The link below
goes to an interesting article in ”Spartacist” no 59, titled ”Kronstadt 1921:
Bolshevism vs Counterrevolution”. As I noted in an earlier blog post,
”Spartacist” is the publication of a small leftist group in the United States,
the Spartacist League. I usually trash this publication, so clearly the time
has come to give the Red Dare Devil his due!
In 1921,
the sailors at the Kronstadt naval base outside Petrograd (today St Petersburg)
mutinied against the Russian Bolshevik or Communist government. The rebellion was
soon suppressed by Red Army detachments. Some of the rebels, including the
leader Petrichenko, managed to escape to Finland. The Bolsheviks claimed that
the mutiny was either led by or inspired by White counter-revolutionaries.

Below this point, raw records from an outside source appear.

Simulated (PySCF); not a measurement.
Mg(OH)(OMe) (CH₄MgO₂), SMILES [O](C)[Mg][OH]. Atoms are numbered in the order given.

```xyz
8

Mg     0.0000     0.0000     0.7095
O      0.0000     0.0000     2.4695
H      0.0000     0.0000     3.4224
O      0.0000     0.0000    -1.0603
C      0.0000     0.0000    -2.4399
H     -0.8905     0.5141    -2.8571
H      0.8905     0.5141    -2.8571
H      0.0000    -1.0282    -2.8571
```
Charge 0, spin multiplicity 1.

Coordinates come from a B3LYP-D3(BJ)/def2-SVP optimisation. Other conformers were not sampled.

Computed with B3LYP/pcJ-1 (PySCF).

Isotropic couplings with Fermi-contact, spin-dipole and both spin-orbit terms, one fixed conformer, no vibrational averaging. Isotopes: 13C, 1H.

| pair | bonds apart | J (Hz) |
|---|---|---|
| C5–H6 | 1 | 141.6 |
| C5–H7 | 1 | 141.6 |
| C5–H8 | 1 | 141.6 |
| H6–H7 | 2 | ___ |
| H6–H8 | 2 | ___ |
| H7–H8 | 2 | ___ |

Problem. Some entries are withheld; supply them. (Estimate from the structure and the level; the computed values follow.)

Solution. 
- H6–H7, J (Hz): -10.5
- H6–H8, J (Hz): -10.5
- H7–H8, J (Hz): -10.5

Today, both Stalinist and Trotskyist groups take this position. Anarchists, by
contrast, claim the Kronstadt mutineers as some kind of honorary libertarian
socialists and deny any collaboration between them and the mostly monarchist
White Guards. They see the Kronstadt uprising as a legitimate popular rebellion
against Bolshevik ”betrayal” of the Russian revolution.
I have commented
on the Kronstadt uprising before, for instance in my review of Paul Avrich´s seminal
”Kronstadt 1921”. Avrich, who is an anarchist, created quite a stir among his
libertarian-socialist comrades when he unearthed evidence for at least some White involvement in the uprising. The
Spartacist League (which as good Communists oppose the uprising) has found much
more. The article in ”Spartacist” references and quotes a Russian collection of
documents on Kronstadt published in 1999 but never translated to English. The
volume is called ”Kronstadt Tragedy” for short.
The article
makes two interconnected claims. First, Petrichenko and a small clique around him
frequently went behind the backs of both the Kronstadt soviet and the
Provisional Revolutionary Committee (PRC), the nominal leadership of the free soviet
and the mutiny. In public, Petrichenko called for free elections to the soviets,
an ”anarchist” demand. In reality, his clique consisted of Mensheviks and Kadets
who really supported the Constituent Assembly, a demand the Spartacist League
regards as ”counter-revolutionary” (and so would the anarchists, for somewhat
different reasons). Since Kadet leader Miliukov openly advocated the
anarcho-populist ”free soviet” demand as a steppingstone to anti-Bolshevik regime
change of a more bourgeois-monarchist nature, Petrichenko´s strategy could be
seen as a direct emulation of Kadet strategy.
Second,
Spartacist argues that the Petrichenko faction of the PRC had direct contacts with
Russian White Guards in Finland, and that the British government secretly encouraged
the Finnish White government to aid the Kronstadt mutineers. Under the guise of
the Finnish Red Cross, a delegation of White Guards visited Kronstadt. One of them,
a White officer named Vilken, stayed behind to coordinate with Petrichenko.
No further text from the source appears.